Sparse files
I was astonished the other day by the following experience:
I booted an LNX-BBC test image and started a test download of something using BitTorrent. BitTorrent was downloading into a RAM disk (actually a tmpfs, which is kind of like a dynamically-sized RAM disk) with a maximum size of about 128 MB.
I expected the download to run out of space at some point, since the file I was trying to download was about 1 GB, much larger than the RAM disk. After a little while, I went to check on it by looking at how much disk space had been used.
The system said that only about 50 MB had been downloaded. Then I remembered that BitTorrent preallocates space for the files it downloads. I couldn't understand how the download had even been able to start. The BitTorrent FAQ says that
BitTorrent pre-allocates the entire file when your download begins, then writes in pieces in random order as it gets them. As a result the file jumps to its full size immediately. BitTorrent will tell you when the download is complete.

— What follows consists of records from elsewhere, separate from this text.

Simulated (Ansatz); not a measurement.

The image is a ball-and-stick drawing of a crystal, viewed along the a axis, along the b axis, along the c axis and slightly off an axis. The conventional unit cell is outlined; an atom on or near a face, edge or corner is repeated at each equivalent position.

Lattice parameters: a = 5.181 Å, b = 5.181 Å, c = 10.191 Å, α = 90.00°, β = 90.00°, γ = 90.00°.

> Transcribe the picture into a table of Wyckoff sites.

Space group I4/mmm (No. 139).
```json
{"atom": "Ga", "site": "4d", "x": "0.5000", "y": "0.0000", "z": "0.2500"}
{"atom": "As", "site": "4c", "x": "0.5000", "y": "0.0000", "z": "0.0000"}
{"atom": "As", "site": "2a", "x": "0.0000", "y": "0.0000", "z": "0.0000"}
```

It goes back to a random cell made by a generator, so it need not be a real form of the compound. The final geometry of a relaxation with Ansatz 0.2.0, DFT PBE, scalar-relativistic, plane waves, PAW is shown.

If this was the case, how could a BitTorrent download of a 1 GB file even start on a 128 MB RAM disk? Furthermore, how could the system claim that only 50 MB had been used?
My confusion was compounded when I went to look at the size of the preallocated file, and ls reported it as occupying 1 GB.
Nick, who was visiting, explained that Unix supports sparse files and a file's size in the filesystem may be substantially larger than the amount of space it's actually taking up. When BitTorrent allocates a complete file's size on a Unix filesystem, it will only use a trivial amount of actual storage, and the amount of storage used will increase as the download progresses.
I found this totally astonishing. I'm familiar with sparse files, but I always thought they were a VMS thing and never realized that they've been a standard part of Unix for a long time. I don't know how I missed that.
The basic consequence of this is that the file size reported by ls -l can be totally different from the file size reported by du. Blocks not yet written will just not be allocated on disk, and reading them will return zeroes.